SACP: ousting plot backs state capture
The widely reported plot to oust President Cyril Ramaphosa by a faction within the ANC was also targeted at South Africans trying to rescue the state from capture by corrupt elements, SA Communist Party (SACP) general secretary Blade Nzimande said on Tuesday.
The widely reported plot to oust President Cyril Ramaphosa by a faction within the ANC was also targeted at South Africans trying to rescue the state from capture by corrupt elements, SA Communist Party (SACP) general secretary Blade Nzimande said on Tuesday.
He told delegates at Cosatu’s national congress on Tuesday his party was not shocked by reports of a political plot to oust Ramaphosa as it had already issued warnings about this.
The Sunday Times recently reported on an alleged conspiracy to unseat Ramaphosa led by former president Jacob Zuma, who told students at Walter Sisulu University last week that state capture was a “politically decorated expression”.

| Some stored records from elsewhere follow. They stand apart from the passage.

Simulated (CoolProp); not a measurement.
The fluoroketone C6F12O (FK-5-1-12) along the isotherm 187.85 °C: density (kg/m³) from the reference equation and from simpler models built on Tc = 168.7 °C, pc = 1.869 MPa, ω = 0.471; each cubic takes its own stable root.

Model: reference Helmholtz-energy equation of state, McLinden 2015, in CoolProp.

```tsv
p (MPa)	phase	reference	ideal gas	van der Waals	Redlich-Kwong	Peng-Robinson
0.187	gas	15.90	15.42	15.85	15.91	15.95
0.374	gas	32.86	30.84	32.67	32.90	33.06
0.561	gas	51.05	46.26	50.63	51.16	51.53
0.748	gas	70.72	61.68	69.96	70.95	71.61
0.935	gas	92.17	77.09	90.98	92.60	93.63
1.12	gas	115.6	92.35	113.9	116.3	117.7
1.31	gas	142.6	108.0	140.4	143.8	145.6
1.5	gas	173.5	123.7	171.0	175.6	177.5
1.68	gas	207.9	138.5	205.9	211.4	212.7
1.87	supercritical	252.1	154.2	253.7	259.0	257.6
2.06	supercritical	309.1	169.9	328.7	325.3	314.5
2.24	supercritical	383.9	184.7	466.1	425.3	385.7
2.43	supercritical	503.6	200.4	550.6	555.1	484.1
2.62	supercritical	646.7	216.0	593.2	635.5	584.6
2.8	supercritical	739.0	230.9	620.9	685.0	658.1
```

Nzimande said the fight-back plotters were attempting to undermine the nation’s attempts to deal with the corruption that had edged the country towards a “mafia state”.
“This fight-back campaign has been accompanied by some of the most regressive and reactionary tendencies that should not be allowed to find space in our movement, like tribalism, black chauvinism and racist slurs,” he said.
“One of the most dangerous [aspects of] this is actually to wage a fight-back campaign against protecting our state in the name of radical economic transformation. We must reject that.”
Nzimande described the alleged campaign as regressive and problematic.
Cosatu affiliate the Police and Prisons Civil Rights Union raised the issue during a discussion of the federation’s political report on Tuesday, calling on the alliance to deal with the cabal allegations urgently.
Cosatu is in an alliance with the ANC and the SACP.
“We are … told that there are plots taking place in the country to deal with the president, we want to implore on the alliance that this matter is treated as a matter of urgency. We cannot go to the general elections with this matter hanging over our heads. If it is a reality, those behind it must be identified and isolated,” said a delegate.
In the political report, Cosatu bemoaned that challenges of rampant incidents of patronage, mismanagement and corruption were normalised and the alliance failed to address this.
Delegates also debated the reconfiguration of the alliance given recorded failures of its current form. The federation complained it was only useful to the ANC during electioneering.
National Education, Health and Allied Workers’ Union general secretary Zola Saphetha warned delegates against an “impression” that the alliance was permanent.
“At a certain point in time we might not have an alliance because the ANC is not intending to take us to socialism, so there will be a point where the ANC will need to take its own side as we turn left towards socialism. There is a wrong assumption that the ANC has a monopoly of leadership over the alliance,” Saphetha said.